Take Home Activities: Children's Books & Crafts

Children's literature offers much more than just what is written on the pages. Instead of putting the book down after turning the last page, consider a fun activity to do with your child that will be a great learning activity. For some fantastic reads and easy activities, we have come up with three ideas that will ensure you have a great time learning and discovering with your child.

If you Give a Moose

Laura Numeroff’s If You Give a Mouse a Cookie is one we all know and love, but have you heard of If You Give a Moose a Muffin? This spin on a classic story will give you and your little one a new favorite book to read together while offering an opportunity to teach about the science and math of baking a delicious batch of muffins. Here are a few tips and tricks:

  1. Invite your child to help you bake his/her favorite kind of muffins to engage them in the activity.
  2. Check Bright Horizons for a list, according to age, of the steps that your children can do during your baking activity.
  3. Slowly follow the directions paying attention to key words and measurements. Some words to explain and clarify: add, mix, fold, sprinkle. Also, use this time as a great opportunity to teach about fractions.
  4. Encourage your little one to ask questions about things they do not understand.

Click Clack Moo

Click, Clack Moo Cows That Type has grown popular with teachers and parents because it is a fun way to introduce the topic of letter writing. For a great activity, why not have your child write a letter back to Farmer Brown's cows? Here are a few tips for a successful letter:

  • Use a template to guide your child's letter and teach about the different parts like this one at The Teaching Resource Center.
  • Before writing, ask questions about what sort of things your child wants to know from the cows. Help brainstorm ideas for great content in your child's letter.
  • Things to look out for are good punctuation, appropriate grammar and proper placement of each part of the letter.

Mouse Paint

The beloved book Mouse Paint offers children a clear and concise way to understand colors and color creation. Here are a few activities to do with your child after reading this book to get your children exploring the wonderful world of color.

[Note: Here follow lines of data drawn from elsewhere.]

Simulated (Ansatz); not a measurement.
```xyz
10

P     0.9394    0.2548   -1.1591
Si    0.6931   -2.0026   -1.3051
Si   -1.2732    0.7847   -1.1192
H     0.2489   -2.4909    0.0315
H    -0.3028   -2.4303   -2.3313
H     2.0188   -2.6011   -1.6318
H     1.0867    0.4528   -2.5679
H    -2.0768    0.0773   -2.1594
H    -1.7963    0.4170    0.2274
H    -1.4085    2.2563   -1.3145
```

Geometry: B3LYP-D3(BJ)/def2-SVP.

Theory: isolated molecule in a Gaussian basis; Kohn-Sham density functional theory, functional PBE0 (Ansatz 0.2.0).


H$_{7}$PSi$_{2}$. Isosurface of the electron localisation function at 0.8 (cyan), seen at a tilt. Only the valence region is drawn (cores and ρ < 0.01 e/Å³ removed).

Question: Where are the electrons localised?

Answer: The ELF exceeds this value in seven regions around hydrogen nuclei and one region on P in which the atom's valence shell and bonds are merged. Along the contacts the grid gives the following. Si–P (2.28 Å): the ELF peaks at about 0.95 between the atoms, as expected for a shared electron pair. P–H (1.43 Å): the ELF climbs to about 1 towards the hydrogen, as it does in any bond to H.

  • Teach color mixing with a water and food color experiment. Simply put a few drops of red, yellow and blue into three seperate glasses of water and start mixing!
  • Once he/she grasps the idea of color mixing, try the same idea with paint. Challenge your child to see how many shades he or she can make with only red, yellow and blue.
  • Consider creating a color mixing chart like this one at Elements of Art to remember all the beautiful shades of color your child created.